Erick Morillo, Interview, Music

Interview Erick Morillo: EDGAR

The legendary house DJ and brains behind the timeless “I Like To Move It” talks game-changing tech, dream collaborations and wedding dance floor fillers.

Legendary house DJ, Erick Morillo has been at the top of his game for decades. He’s seen pretenders to his throne come and go. So how does he stay relevant in an industry that has become saturated with wannabes?

We sat down with Morillo ahead of his set at Q43’s 5th birthday party on February 28, for an exclusive chat about the changes he’s seen in the industry.

Erick Morillo


How has the DJ scene changed since you started out?

When I first started DJing we all played vinyl and now we use USBs and or use laptops. Also DJs used to actually mix music whereas nowadays that is optional.

The technology has changed significantly over the years. But the core is still the same – people still go out and listen to DJs to escape their problems and have an amazing time.

Specifically, how has tech changed the game?

Technology has, in many ways, made it easier for people to venture into the field of music production and DJing. From a DJ perspective, I am grateful for the innovations that have transpired over the course of the last 15 years.

For example, I carry several USB sticks as opposed to five heavy bags of vinyl records, which is a massive improvement and life changer.

In the early 90s, we traveled all over the world carrying large bags of vinyl records each weighing 50-60 pounds. At times the airlines would misplace one of the bags. The pain and frustration of this was unbearable.

The advent of the CDJ (device that plays CDs and digital music) has allowed artists to be more creative. We’re now able to remix records live during a performance looping one of the CDJs, mix in a second track and perhaps play acapella on the third CDJ.

Additionally, the ability to link the CDJs together via a hub was revolutionary when Pioneer introduced the concept. It allows the artist to view the USB stick content on each of the CDJs from one location.

Erick Morillo


@erickmorillo Spinning the tunes

So tech advances have changed up the entire music industry ?

Yeah, music production tech has advanced over the years, too. I personally love that I no longer have to use a reel-to-reel machine when creating music. In the early days, it could take days to record a simple piece of music, but today it takes seconds with a Mac or app such as Logic.

Producers from the early 90s laugh at how simple technology has made certain tasks. I welcome the new tech as it has made my life easier. There are those who would argue it technology has become too easy for anyone who wants to produce music or become a DJ. I tend to believe you still need to have the skills and talent to produce quality music and become a respected DJ.

Which musical trend/genre has surprised you the most and why?
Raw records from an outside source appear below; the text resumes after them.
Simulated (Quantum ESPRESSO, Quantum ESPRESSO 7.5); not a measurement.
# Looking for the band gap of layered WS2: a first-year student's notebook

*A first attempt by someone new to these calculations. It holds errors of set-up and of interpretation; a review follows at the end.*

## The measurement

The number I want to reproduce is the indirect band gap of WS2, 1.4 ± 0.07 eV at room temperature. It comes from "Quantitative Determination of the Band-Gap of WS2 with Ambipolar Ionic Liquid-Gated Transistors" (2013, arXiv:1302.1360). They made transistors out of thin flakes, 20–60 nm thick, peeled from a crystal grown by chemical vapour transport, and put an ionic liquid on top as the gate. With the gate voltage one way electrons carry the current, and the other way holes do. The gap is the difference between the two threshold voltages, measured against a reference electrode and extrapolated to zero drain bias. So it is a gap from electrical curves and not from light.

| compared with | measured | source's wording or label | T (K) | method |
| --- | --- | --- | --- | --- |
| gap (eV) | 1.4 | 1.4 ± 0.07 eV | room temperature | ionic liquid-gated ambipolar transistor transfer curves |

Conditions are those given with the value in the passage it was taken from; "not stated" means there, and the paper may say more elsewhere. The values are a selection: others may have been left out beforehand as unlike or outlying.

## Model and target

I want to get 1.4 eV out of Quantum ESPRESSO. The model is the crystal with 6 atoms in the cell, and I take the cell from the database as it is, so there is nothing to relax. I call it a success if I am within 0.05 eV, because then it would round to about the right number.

I’m pleasantly surprised at how the underground sound has moved to the forefront right now, and how well it’s perceived throughout the world. It’s also interesting to note how people want to hear more of old house music sounds these days.

What’s the worst part of your line of work?

Traveling. The hours of travel, jet lag and lack of sleep can be detrimental to some artists. I’ve been on the road practically every weekend for the last 25 years and although it has been many years, I still have got used to traveling back and forth between the different countries and time zones.

Which current artist would you most like to work with today?

I’m a fan of Lenny Kravitz. I admire how he keeps himself relevant after so many years in the business and respect how he uses many different musical elements in his music. From R&B, funk, jazz, reggae and hard rock.

It would be great for him to add a bit of house music, too!

What’s the one piece of advice that you always offer to those looking to emulate your career?

Never give up on your passion and create a sound and style that is unique to you. They should learn from the artist they admire but to find their own style to standout from the rest.

Finally, if you were working a wedding, what’s the one track you’d drop to guarantee the dancefloor would fill up?

If I was playing a wedding and needed to get the crowd up and dancing, I’d definitely use a track titled ‘I Like To Move It’!